Australians don’t get too excited. This post isn’t about you.
It’s about our bathroom in the basement. We have one. And last summer we fixed it up. I forgot to tell you all about it. Lately I’ve had bathrooms on the brain (more on that soon). And then I thought – whoa there smelly nelly I gotta do one loo at a time. So before we get all plan-y with a different bathroom…let’s talk about the one that was essential to my sister’s wedding. (for those of you just joining us, my baby sis got married at our house last September and a bathroom always helps when you have over a hundred people chugging water to beat the Georgia heat.)
As you can see on the floorplan, the basement bathroom is near the back doors that lead into the backyard. Since we were having a short part of the reception INSIDE the house we absolutely needed a bathroom. In fact, it probably would have been helpful to have two but everyone was
drunk chill enough to wait in line. It’s the door on the right if you wanted to know
Plus, we were also going to have my brother Timmy and my brother Brad & his wife Tara stay with us in the basement (that’s not counting my sister, my father in law & his wife, my two nephews and a neice who were all upstairs with us) so we absolutely needed an additional shower. But the basement bathroom was sorely lacking…well, everything….everything but tile that is. It had plenty of that.
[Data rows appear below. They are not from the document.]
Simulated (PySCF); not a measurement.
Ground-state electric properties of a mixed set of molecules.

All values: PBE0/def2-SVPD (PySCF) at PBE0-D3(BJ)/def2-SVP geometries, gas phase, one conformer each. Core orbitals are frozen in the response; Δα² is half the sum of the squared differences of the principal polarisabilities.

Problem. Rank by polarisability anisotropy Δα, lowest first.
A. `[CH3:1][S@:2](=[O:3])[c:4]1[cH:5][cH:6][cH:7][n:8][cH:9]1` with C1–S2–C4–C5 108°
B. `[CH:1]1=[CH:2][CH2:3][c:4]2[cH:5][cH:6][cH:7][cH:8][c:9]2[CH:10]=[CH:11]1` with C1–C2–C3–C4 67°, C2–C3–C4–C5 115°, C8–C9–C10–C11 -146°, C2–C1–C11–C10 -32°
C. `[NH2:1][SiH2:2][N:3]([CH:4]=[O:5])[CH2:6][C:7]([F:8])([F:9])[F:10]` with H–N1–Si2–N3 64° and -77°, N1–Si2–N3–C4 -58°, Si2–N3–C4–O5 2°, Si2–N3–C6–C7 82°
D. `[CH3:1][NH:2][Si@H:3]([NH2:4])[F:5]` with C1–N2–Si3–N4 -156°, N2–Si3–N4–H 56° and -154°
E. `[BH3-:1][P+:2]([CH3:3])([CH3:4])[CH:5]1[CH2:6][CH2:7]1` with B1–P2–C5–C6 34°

Yup – the entire bathroom was tiled. Even the ceiling. And thankfully it was also plumbed. So the time&money-suck of plumbing didn’t have to happen. It just needed fixtures and a flushable toilet.
I mean. We are rednecks but we are a dash more classy than saying to all our guests – “Hey you, gotta pee? Well, let me show you our hole…”. Just a dash
We are fans of Kohler toilets. Big fat flush-happy fans. And so we rolled into Lowe’s and pulled out a pretty new toilet to take home. We also picked out a nice new vanity that looked beautiful and thought – yup, we are awesome. and practically done with this bathroom.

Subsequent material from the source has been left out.